Hostos — and the Bronx — Laud ‘Mr. Arts and Culture’

August 30, 2012 | CUNY Matters, The University

Wally Edgecombe poses with art installation by Antonio Martorell designed for floor display.

The South Bronx was burning when Wallace “Wally” Edgecombe arrived at Hostos Community College in 1973. Gangs were active, drugs were ubiquitous and many people lived in poverty.

“You could see the storm brewing,” Edgecombe recently recalled as he reviewed nearly 40 years of association with the college, which opened two years before he took the position of assistant director of college relations. “Don’t ask me why I took the job,” said Edgecombe, 66, speaking from behind the desk in his office, which showed signs of being pared down this June as he prepared to retire. “I was just taken up by the issue of urban America and the people I met.”

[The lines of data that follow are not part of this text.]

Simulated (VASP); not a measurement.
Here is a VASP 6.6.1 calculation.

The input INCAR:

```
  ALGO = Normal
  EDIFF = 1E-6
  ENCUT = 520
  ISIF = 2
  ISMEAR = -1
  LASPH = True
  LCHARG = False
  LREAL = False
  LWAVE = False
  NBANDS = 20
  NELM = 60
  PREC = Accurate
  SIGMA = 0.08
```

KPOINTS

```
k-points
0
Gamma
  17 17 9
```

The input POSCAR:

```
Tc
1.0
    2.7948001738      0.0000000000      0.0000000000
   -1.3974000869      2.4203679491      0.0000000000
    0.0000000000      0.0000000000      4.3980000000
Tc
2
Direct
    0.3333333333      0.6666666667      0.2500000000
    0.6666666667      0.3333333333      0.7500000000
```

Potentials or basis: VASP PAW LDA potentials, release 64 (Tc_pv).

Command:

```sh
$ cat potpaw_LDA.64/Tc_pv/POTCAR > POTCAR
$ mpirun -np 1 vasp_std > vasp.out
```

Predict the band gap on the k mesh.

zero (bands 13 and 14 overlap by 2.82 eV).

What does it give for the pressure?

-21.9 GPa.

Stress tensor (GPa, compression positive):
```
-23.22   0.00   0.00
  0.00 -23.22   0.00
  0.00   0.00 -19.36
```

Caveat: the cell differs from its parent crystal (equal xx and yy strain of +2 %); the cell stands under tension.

That interest would make Wally Edgecombe a veritable household name in the area. He won the hearts of all who knew him for his work during more than  three decades as director of the Center for the Arts & Culture he launched at Hostos, which vitalized Hispanic and African-American life in the South Bronx.

When Flora Mancuso Edwards became Hostos president in 1979, she floated the idea of a cultural center and turned to Edgecombe to make it a reality. Did he ever!

Admirers speak of him as a visionary and a trailblazer who empowered the area’s ethnic groups through the center’s programs, which last year served more than 108,000 patrons — 15,000 of them children. It hosts more than 300 events, including its own productions as well as others from the college, community-based organizations, local schools and independent producers.

“It’s a very busy place,” said Edgecombe, who in its developing years supervised the operations, did fundraising and public relations, and selected and scheduled programming with members of the board — the Eugenio Maria de Hostos Community College Foundation, comprising leaders in business, education, public policy and philanthropy, with an annual budget that “hovers around $1 million,” Edgecombe said.

In 2007, the center was one of eight in a national project selected to receive a grant from the Association of Performing Arts Presenters and the Doris Duke Foundation to foster closer ties between college-based arts centers and academic departments. The grant was the stimulus for a study-abroad program in which students travel to experience the cultures of the Dominican Republic, Puerto Rico and this year, Cuba. The center also has received an award from the Municipal Art Society of New York for its contributions to city cultural life.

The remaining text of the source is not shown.